How To A/B Test Responsive Search Ads: Step-By-Step With Tips

Learn why traditional A/B testing doesn't work for RSAs and discover new ad testing best practices based on the results of a recent RSA study.

VIP CONTRIBUTOR Frederick Vallaeys

December 17, 2021
⋅
11 min read

VIP CONTRIBUTOR Frederick Vallaeys Optmyzr

Bio

282

SHARES
13K

READS

How To A/B Test Responsive Search Ads: Step-By-Step With Tips

Advertisers looking to optimize their performance have long used A/B testing to improve their ads. It’s well understood how this is done with expanded text ads (ETAs).

But recently, Google has announced it will sunset ETAs, making responsive search ads (RSAs) the main text ad format from July 1, 2022 onward.

It’s time to revisit our ad testing best practices.

What Is A/B Ad Testing?

Even novice PPC advertisers with no clear ad testing goal have probably already done quite a bit of A/B ad testing by taking advantage of the ability to add multiple ads to an ad group.

This is done so that Google can show the better-performing one more often.

Optimized rotation is, after all, the default setting for ad rotation.

Screenshot from Google, December 2021

More advanced advertisers usually choose the option to rotate ads indefinitely and use their own methodology to pick winners and losers. Rather than focusing on CTR, advertisers care more about conversion rate.

But solely focusing on conversion rate ignores the possibility that an ad with a high conversion rate may get very few clicks due to a low CTR and hence leave the advertiser with fewer total conversions.

By combining CTR and conversion rate into a metric called conversions per impression (CTR * conv rate = conv/imp), advertisers get a better measure of which ad is best at meeting one of their goals (which is to maximize conversions).

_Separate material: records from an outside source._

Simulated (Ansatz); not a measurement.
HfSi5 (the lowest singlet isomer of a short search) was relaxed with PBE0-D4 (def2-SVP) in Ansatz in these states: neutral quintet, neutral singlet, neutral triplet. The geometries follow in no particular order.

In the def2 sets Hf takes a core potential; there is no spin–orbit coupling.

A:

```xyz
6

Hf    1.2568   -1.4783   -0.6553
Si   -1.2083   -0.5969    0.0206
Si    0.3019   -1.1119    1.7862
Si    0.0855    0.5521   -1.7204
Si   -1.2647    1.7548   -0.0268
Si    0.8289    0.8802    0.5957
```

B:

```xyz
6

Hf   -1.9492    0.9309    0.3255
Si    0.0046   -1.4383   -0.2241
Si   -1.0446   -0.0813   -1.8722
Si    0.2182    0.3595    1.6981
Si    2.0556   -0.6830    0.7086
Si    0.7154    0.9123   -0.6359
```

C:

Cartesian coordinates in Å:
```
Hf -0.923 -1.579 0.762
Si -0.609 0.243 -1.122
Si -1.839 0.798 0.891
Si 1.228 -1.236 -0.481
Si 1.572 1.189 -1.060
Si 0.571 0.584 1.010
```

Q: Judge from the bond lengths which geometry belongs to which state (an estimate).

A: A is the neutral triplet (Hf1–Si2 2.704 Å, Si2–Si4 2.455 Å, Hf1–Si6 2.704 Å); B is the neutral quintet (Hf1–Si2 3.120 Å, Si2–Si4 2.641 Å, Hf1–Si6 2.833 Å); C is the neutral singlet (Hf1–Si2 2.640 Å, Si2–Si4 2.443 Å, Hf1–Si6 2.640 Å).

In the following example, you can see a traditional A/B test between an RSA and an ETA.

Based on performance data from Optmyzr’s recent RSA study (disclosure: my company), the average RSA has a 10% better CTR but a 20% lower conversion rate than an ETA in the same ad group.

Combining these two metrics, the RSA is 12% worse than the ETA at turning an impression into a conversion.

Image by author, December 2021

This finding helps explain why some advertisers remain hesitant to go all-in on RSAs: by traditional A/B measurement standards, they appear to perform worse.

Why Traditional A/B Testing Methods Don’t Work For RSAs

But just like conversion rate alone paints an incomplete picture about which ad performs best, conv/imp provides an incomplete picture when RSAs are added to the mix.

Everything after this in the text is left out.